By Andrew Cohen
2Ls Olivia Grimes and Meghan Riddlespurger met before law school, when Grimes was working at San Mateo County’s Housing Leadership Council and Riddlespurger at the California Department of Housing & Community Development.
After quickly bonding while pursuing law school and studying for the LSAT, when each chose Berkeley Law they saw ample outlets for housing work on the tenant and environmental side — but a gap in the production-side advocacy that galvanized them.
“We created Housers at Berkeley to build an intersectional perspective with all the law students who are passionate about tenants’ rights, economic and environmental justice, and consumer protection,” Grimes says.

The group cites three main goals: Creating a community for Berkeley Law’s housing advocates and expanding its connections with outside partners; amplifying litigation and policy strategies that connect housing access with other key rights; and fueling housing creation through information sessions on regulatory issues, proposed statutory reforms, promising impact litigation, and ballot measures.
Over 60 students across various graduate programs have actively engaged with Housers, which has put on educational and social events including a panel discussing the link between housing and climate change, an event on innovations in modular and prefabricated housing, and a gathering where attorneys across sectors spoke with students about careers in housing and land use law. Housers also staffed a table during Admitted Students Weekend to talk with prospective students.

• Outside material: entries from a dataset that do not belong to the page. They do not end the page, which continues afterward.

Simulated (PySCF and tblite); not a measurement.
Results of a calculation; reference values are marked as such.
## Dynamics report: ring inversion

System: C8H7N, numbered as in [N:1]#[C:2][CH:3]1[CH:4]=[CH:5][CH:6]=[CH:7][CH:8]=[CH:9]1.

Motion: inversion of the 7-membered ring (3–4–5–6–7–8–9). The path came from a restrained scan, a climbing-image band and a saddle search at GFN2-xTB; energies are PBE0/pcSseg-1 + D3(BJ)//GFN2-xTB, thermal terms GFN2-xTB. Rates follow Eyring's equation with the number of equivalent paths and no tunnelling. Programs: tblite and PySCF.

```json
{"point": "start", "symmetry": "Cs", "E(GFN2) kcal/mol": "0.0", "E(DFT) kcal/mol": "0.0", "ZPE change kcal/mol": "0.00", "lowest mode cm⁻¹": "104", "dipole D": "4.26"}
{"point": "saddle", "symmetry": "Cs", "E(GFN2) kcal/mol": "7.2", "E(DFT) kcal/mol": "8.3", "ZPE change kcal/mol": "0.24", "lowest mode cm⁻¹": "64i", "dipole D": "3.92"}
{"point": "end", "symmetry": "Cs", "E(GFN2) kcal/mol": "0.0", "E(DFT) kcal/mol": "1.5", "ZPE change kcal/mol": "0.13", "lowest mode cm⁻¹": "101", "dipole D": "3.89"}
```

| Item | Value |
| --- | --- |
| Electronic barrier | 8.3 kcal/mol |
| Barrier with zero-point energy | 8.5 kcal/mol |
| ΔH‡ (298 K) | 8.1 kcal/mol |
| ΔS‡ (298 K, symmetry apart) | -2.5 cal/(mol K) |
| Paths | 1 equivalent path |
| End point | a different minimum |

Meanwhile, a pilot Student-Initiated Legal Services Project within Berkeley Law’s Pro Bono Program called the California Housing Initiative, led by 1L Manasa Kumarappan, aims to train a new generation of pro-housing lawyers. Students work with the California Housing Defense Fund to expand access to more affordable housing opportunities across the state.
“For me, success for Housers is about building a community of Berkeley students who care deeply about housing and creating pathways for them to advocate during and after our time here,” Riddlespurger says. “That means connecting students who want to work on housing policy, litigation, and planning, while also helping our peers better understand the legal and policy dynamics shaping the housing crisis.”
Campus partnerships
Housers strives to support and educate advocates pursuing increased housing supply and rezoning to counter high housing costs. To maximize impact, leaders have aligned with several campus partners, including the College of Environmental Design, Goldman School for Public Policy, Haas School of Business, and Terner Center for Housing Innovation.

“We’re immensely grateful for the engagement and interest we’ve had from these programs,” Grimes says. “Having superstar academics spread the word about what we’re doing, like Professor Eric Biber here at the law school, has really increased our reach. We’re hoping to incorporate more Masters of City Planning, business, and policy students into our leadership structure.”
Grimes recalls the 2008 subprime mortgage crisis hitting her neighborhood hard, dramatically changing its demographics over just a few months. “I also had an extremely stressful stretch of housing insecurity in college, which really crystallized my interest in housing,” she says.
In college, Grimes helped public law and urban planning scholar Moira O’Neill produce a massive, first-of-its-kind audit of San Francisco’s housing entitlement practices. She has since worked at various housing policy nonprofits, and assisted the Oakland City Attorney’s Office in developing internal guidance for SB 79 — signed into law in October — which seeks to increase housing density near major transit stops throughout California by requiring cities and counties to allow mid-rise, multi-family housing as a permitted use.
Riddlespurger, a former city planner in Texas and California, calls advancing housing access in places where people want to live her top motivation for attending law school.
“The severe housing affordability crisis is primarily a problem of supply in areas of high opportunity,” she says. “Here in the Bay Area — where the consequences of housing scarcity are especially stark — many law students will likely go on to practice here, become increasingly invested as community members, and eventually play a role in shaping the region’s housing policy.”
Eyeing accountability
This semester, the California Housing Initiative has helped cities figure out how best to implement SB 79 alongside their zoning plans. The bill exercises state preemption authority — overriding local zoning restrictions unless a city adopts a local alternative plan compliant with SB 79 and the state’s other housing laws by July 1.
The pilot project group, which includes Kumarappan, Grimes, and Riddlespurger, sent an enforcement letter to the San Jose City Council highlighting sites where SB 79’s upzoning requirements must continue. The students scoured the statutory text, read background reports about the new law, and virtually attended San Jose planning and city commission meetings. They are now looking into San Diego’s SB 79 implementation plans.
There’s plenty to learn, including the vocabulary of unfamiliar urban planning concepts, varying language style and persuasive tactics needed when communicating with municipal agencies, and alternative dispute resolution methods that often help achieve pro-housing policy goals. Even so, the students are embracing the challenge.
“The most rewarding part about this work has been its promise for creating tangible impact,” Kumarappan says. “By contributing to pro-housing zoning reform, our work can one day result in new homes for Californians who otherwise would not have been able to live there. It’s deeply gratifying to be a part of building a California where more people can afford to raise their families, pursue their ambitions, and put down roots in the communities they love.”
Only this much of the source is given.